Australians will not vote for a constitutional First Nations voice until they have first heard it and seen it in action. When first hearing about it, I presumed that the First Nations voice would replace the existing National Congress of Australia's First Peoples. That presumption may well be mistaken as the Congress has told the joint parliamentary committee: 'If properly funded and supported, National Congress could function as the voice to Parliament.' Those of us who are not Indigenous need to wait and hear from Indigenous Australians whether they think the National Congress could or should be the voice to Parliament.

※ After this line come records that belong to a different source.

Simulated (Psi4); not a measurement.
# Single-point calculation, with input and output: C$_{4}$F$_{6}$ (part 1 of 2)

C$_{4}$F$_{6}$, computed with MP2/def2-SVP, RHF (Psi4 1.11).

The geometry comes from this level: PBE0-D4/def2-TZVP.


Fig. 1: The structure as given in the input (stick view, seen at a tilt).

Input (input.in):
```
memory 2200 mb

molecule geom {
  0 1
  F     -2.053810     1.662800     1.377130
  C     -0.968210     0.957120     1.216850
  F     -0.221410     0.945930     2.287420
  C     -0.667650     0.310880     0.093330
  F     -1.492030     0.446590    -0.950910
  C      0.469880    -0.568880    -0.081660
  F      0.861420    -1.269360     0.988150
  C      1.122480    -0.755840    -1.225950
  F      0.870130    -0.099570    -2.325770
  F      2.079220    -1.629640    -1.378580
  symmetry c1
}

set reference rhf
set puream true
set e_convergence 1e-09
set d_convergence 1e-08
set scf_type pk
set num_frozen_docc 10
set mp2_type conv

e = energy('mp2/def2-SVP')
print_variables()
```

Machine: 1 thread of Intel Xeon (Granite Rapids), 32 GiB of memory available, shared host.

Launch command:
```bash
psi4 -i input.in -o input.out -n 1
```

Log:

When ATSIC was first established in 1989, the number of Australians identifying as Aboriginal and Torres Strait Islander was less than a quarter of a million. At the last census, it was almost 650,000. The aspirations of the self-identifying Indigenous Australians of the 21st century are very diverse. A constitutionally recognised body would have much less flexibility than the present Congress. There is a need for a lot further discussion both within Indigenous communities and within Australian society generally about what such a First Nations Voice might look like, and what it might do.

 

"Shorten is dead right. There is no point in trying to move from Uluru to constitutional recognition except by the long and tortuous path of prior legislative enactment, road testing the model."

 

On 12 February 2018 the Leader of the Opposition, Bill Shorten, in his 'Closing the Gap' remarks told Parliament: 'I ask the government to reconsider their rejection of the Statement from the Heart. But, if we cannot work on this together, the next Labor government will, instead, as a first step, look to legislate the voice to parliament.'

Shorten went on to say: 'If we form a government, we will sensibly move to finalise legislation which establishes the voice and includes a clear pathway to constitutional change, enshrining that basic principle that you don't make decisions about people without talking to them. In fact, I think it will be easier for a referendum to succeed and harder for a scare campaign to be run, if we already have lived legislative experience of such a body.'

Shorten is dead right. There is no point in trying to move from Uluru to constitutional recognition except by the long and tortuous path of prior legislative enactment, road testing the model.

The Labor position has been restated in Parliament in the last month or so. Patrick Dodson told the Senate on 14 August 2018: 'We need to work through the issue of what questions should be put to the people and whether, in order to build support, it would be sensible to legislate first and then, after experience shows the voice to be effective, put the question to the people.'

Labor front bencher Mike Kelly when presenting a petition from the Sapphire Coast on the Uluru statement told the House of Representatives on 16 August 2018: 'This cry from the heart needs to be answered. If we can't get a bipartisan approach to this then Labor will push on. In the absence of cross-party support necessary to achieve that constitutional change in government, Labor will legislate for a voice to honour the aspirations of the Uluru statement, to have that voice to parliament, not in parliament.' The legislative approach is the only realistic way forward.

Just two weeks ago, the National Congress of Australia's First Peoples published a supplementary submission to the joint parliamentary committee. The Congress has now told Parliament: 'National Congress believes that the voice should be initially created via legislation ... This is necessary due to the urgent need for greater input from Aboriginal and Torres Strait Islander communities in the design and delivery of government policy and programs.'

Congress remains unapologetically self-promoting when they say: 'We reiterate our suggestion from our previous submission that National Congress, if properly resourced, could function as the voice.' They may well be right. But this is the issue on which we all now need to hear from the broad spectrum of First Nations opinion.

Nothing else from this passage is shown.